# ==== INTERACTIVE CLUSTERING COMPARATIVE STUDY ====
> ### Stage 3 : Apply main effects and post-hoc analysis on interactive clustering parameters.

------------------------------
## READ-ME BEFORE RUNNING

### Quick Description

This notebook is **aimed at run main effects and and post-hoc analysis on interactive clustering convergence speed over experiments**.
- Environments are represented by subdirectories in the `/experiments` folder. A full path to an experiment environment is `/experiments/[DATASET]/[PREPROCESSING]/[VECTORIZATION]/[SAMPLING]/[CLUSTERING]/[EXPERIMENT]`.
- Experiments have to be run and evaluated in order to analyze convergency speed.

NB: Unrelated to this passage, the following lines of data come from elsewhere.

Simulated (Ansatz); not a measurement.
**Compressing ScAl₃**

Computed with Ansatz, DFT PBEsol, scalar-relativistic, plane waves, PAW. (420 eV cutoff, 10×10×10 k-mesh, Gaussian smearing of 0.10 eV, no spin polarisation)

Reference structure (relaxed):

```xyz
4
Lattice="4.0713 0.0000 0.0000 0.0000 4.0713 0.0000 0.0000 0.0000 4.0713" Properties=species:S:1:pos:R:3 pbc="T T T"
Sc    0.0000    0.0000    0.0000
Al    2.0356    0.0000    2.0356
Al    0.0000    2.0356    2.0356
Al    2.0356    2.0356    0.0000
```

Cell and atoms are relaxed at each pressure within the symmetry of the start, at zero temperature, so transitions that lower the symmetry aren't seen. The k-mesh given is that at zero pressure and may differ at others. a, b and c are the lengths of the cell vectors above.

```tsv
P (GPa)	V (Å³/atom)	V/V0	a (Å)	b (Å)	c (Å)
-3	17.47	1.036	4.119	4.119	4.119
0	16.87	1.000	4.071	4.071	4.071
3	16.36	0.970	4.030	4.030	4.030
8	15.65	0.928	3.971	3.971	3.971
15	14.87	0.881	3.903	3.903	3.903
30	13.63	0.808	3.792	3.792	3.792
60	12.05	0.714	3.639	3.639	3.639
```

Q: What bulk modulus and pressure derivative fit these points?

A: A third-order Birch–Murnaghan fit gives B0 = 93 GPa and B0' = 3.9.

Before running, **run the notebook `2_Run_and_evaluate_experiments.ipynb` to run and evaluate each experiment you have set**.

### Description each steps

First of all, **load experiment synthesis CSV file** that have been computed with the last notebook.
- It contains parameters used for each experiment and convergency metric to compare.
- Four parameters are studied : `preprocessing`, `vectorization`, `sampling` and `clustering`.

For the next steps, choose an threshold of annotation (`partial annotation (80% of v-measure)`, `sufficient annotation (100% of v-measure)` and `complete annotation (annotation completeness)`)

First, **perform general analyses** :
- Fit a generalized linear model (GLM) on data.

Then, **perform main effect analyses** to determine the parameters that significantly influence the convergence speed :
- Fit an analysis of variance model by a repeated measured anova on data.
- Compute statistic effect size of the variance model.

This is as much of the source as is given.